CE422 Reinforced Concrete Design lab featured on YouTube

Each fall, our Reinforced Concrete Design Lab provides our civil engineering students hand’s on experiences in the design, construction and testing of concrete beams. This year the experience was captured and posted to YouTube by civil engineering senior Scott Jackson. Scott’s lab mate civil engineering senior Antonio Sanchez described the insights they obtained from the experience. “By going through the entire process from making the forms to pouring the concrete, we learned to appreciate the procedure that goes into making a designed beam become real. The testing also allowed us to experience what we’ve been looking at in our books with regards to the different types of cracks that may appear on the concrete beam throughout its service life and analyze the causes of why they appear. It is a very useful experience to have when contrasted to the constant classroom environment.”

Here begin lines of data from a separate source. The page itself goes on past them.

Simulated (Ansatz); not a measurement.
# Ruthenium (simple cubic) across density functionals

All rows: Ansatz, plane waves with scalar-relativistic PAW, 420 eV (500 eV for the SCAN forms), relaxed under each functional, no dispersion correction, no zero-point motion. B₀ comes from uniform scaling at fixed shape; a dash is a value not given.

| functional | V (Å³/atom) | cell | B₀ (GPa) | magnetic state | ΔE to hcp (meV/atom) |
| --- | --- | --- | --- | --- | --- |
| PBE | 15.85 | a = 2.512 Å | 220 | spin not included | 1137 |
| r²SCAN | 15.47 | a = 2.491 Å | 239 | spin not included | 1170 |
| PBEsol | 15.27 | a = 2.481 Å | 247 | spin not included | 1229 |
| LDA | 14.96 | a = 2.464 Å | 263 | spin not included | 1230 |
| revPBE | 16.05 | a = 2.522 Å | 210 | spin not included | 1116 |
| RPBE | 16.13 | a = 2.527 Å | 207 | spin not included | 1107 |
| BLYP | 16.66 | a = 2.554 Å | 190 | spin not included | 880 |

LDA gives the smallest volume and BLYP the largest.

Scott shot the video to show it “to others who post SolidWorks and CAD designing projects online” and to capture and share with classmates, family and friends the work he and his classmates have done on projects like this one. Featured in the video is CE422 Reinforced Concrete Design Professor Ganesh Thiagarajan, GTA Gunjan Shetye and civil engineering students Scott Jackson, Antonio Sanchez and Brandon Sisk as the class is divided into 5-6 small groups with each laboratory group responsible for the construction of one of the several beams that will be tested. The student projects are designed to give students insight into the fundamental concepts and effects of reinforcement in concrete flexural members, specifically 1) flexural behavior in terms of reinforcement ratios and its effect on ductility and 2) shear behavior and the role of shear reinforcement (stirrups). The beam shown in the video was one of three different types constructed by the class with each type differing in the amount of steel that was placed to resist the tension forces when pressure loads were applied. Deflection was measured and calculations were based on 150 lbs/cf. We think it’s safe to say, “Beam us up, Engineer Scott”.